A nice PC upgrade


I just added a maple shades platform (4 inches) under my PC (with the iso blocks and brass footers). I really did it because I had some money burning the usual hole and figured worse case, it gets the puter off the floor and less dust to blow out every other month Well, when I sat in front of the speakers, no kidding... I can hear deeper into the music. Deeper soundstage and wider in the back and even a bit more air around the instruments and vocals. Really glad I can cross this one off as I have been eyeing it for a while know. Your milage may vary but strongly suggest not overlooking isolating the noisey beast.
cerrot

Showing 4 responses by lewinskih01

worse case, it gets the puter off the floor and less dust to blow out every other month

Thanks for sharing your experience.
Where did the PC use to sit before? From the quote above it could be on the floor and that would kill this hypothesis: could it be you have now taken a vibrating device off a shelf where you have other sensitive equipment? That PC must be vibrating a fair amount, with 3 HDD and a fan or two.
08-22-14: Zd542
Does having a powerful computer like the one you list really offer better sound quality? I never thought playing music on a PC was very resource intensive. What about AMD processors? Do you think it would really sound different than an Intel?
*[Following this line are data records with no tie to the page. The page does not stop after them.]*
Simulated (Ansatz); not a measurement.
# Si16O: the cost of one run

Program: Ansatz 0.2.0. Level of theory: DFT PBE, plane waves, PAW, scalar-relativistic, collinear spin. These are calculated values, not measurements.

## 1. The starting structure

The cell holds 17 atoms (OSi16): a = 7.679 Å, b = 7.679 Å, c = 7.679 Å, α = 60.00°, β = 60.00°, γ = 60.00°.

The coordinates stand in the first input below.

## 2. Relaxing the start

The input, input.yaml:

It depends. Playing music is not resource intensive, unless you do digital signal processing. But even for just playing music, it also depends. For example, for JPlay people have found quad-cores sound better than dual-cores, which in turn sound better than single-cores, but none of these was running hard to start with. So don't know why, but that is what is being reported.

For most applications, however, a low-processing power processor is enough. Example: Intel DM2800, like in CAPS v3 Lagoon.
I think the ability to use an audiophile USB card is more important than processing power in a mobo.
Zd,

I have not tried it myself, but several people at other fora tried it time ago and it is a sort of an accepted fact they do sound different, with the SATA sounding "better" because it doesn't introduce additional jitter on the USB bus. This is assuming the DAC in use is asynch USB.

USB stands for universal serial bus, so all processes run in series. So when streaming audio data to the DAC and retrieving data from the HDD those processes are in series. Data retrieval has no timing aspect related, but it seems to add some jitter that affects the audio data stream going to the DAC, and sound quality appears to be affected that way. At least this is the way I've come to explain it to myself :-)

I used to run a laptop with a USB drive and asynch USB DAC and it worked fine. Then moved to a CAPS like server which sounds much better, but honestly many things changed from one server to the next and I have been to lazy to try connecting a USB drive to the CAPS and check it out. I should do it, but it's a little cumbersome because my CAPS runs headless.